Tackling revenge eviction is a political ‘no-brainer’

To borrow a phrase from Kevin Bacon, the government’s decision to tackle revenge eviction is a ‘no-brainer’. Or, as one recent observer termed it ‘gold-dust’ policy. One of those rare polices that as well as being extremely popular, also makes a lot of sense and costs nothing.

9 million people now rent their home privately. This includes 1.3 million families with children.

These families increasingly accept that they’ll be renting for the long term – but this doesn’t mean they are happy about it. Almost a third of renters with children (30%) believe they’ll be renting for the rest of their lives. Yet 69% say their main reason for renting is because they have no other choice.

A generation of families feel stuck in poor quality, unstable private rented homes; unsurprisingly housing is now a regularly a top five voter concern.

These voters are up for grabs. A recent poll, conducted on behalf of Generation Rent, found that 35% of private renters are floating voters.

And their political power is growing. The number of MPs with more constituents that rent rather than own their home has risen from 38 in 2001 (6% of MPs) to 65 in 2011 (10%). If this trend continues, renters will start to outnumber home owners in 104 seats by 2021.

Voters are angry.

The scandal of ‘revenge eviction’ is something that particularly exercises renters and voters. Over 17,000 people signed our petition calling on the government to end this practice. And thousands of our supporters have emailed their MP over the past couple of weeks, asking them to vote in Friday’s debate. Just talking about the issue, opened the flood gates.
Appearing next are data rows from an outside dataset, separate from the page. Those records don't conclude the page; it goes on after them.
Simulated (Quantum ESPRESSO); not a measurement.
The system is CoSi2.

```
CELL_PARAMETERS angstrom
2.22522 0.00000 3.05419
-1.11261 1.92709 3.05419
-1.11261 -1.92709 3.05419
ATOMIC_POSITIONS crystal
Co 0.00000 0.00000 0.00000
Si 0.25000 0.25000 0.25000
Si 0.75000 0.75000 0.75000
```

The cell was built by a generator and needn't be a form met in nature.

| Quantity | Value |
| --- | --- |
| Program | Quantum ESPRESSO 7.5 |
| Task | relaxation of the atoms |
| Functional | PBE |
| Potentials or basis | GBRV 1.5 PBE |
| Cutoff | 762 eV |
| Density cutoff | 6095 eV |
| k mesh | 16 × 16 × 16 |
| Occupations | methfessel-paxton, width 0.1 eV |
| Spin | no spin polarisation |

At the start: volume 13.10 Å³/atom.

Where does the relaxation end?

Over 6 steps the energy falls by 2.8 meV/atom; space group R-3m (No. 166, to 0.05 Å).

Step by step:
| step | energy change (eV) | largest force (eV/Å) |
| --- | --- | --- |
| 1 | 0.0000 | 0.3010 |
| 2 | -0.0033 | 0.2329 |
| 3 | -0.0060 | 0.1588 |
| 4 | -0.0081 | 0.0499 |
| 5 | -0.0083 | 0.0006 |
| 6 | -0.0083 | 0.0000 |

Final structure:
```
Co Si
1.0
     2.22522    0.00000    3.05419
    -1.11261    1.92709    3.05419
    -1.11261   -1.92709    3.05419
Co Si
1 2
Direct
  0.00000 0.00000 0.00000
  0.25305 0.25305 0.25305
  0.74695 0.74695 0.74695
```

You only have to glance at this Mumsnet thread to see how impassioned many parents feel about the instability of private renting. Shelter found that a heart-breaking 44% of renting parents believe their children would have a better childhood if they had more stability in their home.

But they believe politicians have the power to fix this.

In a YouGov survey for Shelter (which polled 3000 English adults) we found that 83% of renters think ‘the government has a responsibility to make sure that private renters do not live with a threat of eviction or sudden rent rises’.

But it is not just renters that feel so strongly. As more and more young families are priced out of homeownership, their parents’ generation fret about the unstable conditions forced on their children and grandchildren. The same survey found that almost three quarters (72%) of people who own their home outright agree.

Even landlords overwhelmingly support the need for new measures to tackle revenge eviction. Three-quarters of 1,059 landlords surveyed for us by BDRC Continental Research in September 2014 agreed that measures should be put in place to prevent rogue landlords from evicting tenants in retaliation.

More and more people are renting – and this isn’t about to change. Families will be spending the rest of their lives in private rented homes; they rightly expect politicians to stand up for them, and make sure their children have a safe and decent home. That is why taking on revenge eviction makes so much sense.

So, what’s to lose?

I often find, when explaining revenge eviction to someone who doesn’t rent, their first reaction is a shocked ‘but isn’t that illegal?!’. Followed up with ‘well, that’s absurd’.

To them, it is a no-brainer.

Not only does this bill have the backing of government, it has cross party support. MPs from all the main parties have pledged to vote on Friday to end revenge eviction.

We hope these MPs recognise just what a no-brainer this is, and honour their pledge to turn up. There will be 9 million renters waiting to thank them if they do.

This Friday, 28th November MPs will debate whether to vote in favour of the Tenancies (Reform) Bill and end revenge eviction for good. The government announced their support for the bill in September, but MPs from all parties still need to turn up and support it.

John Bibby
John is a Policy Officer at Shelter.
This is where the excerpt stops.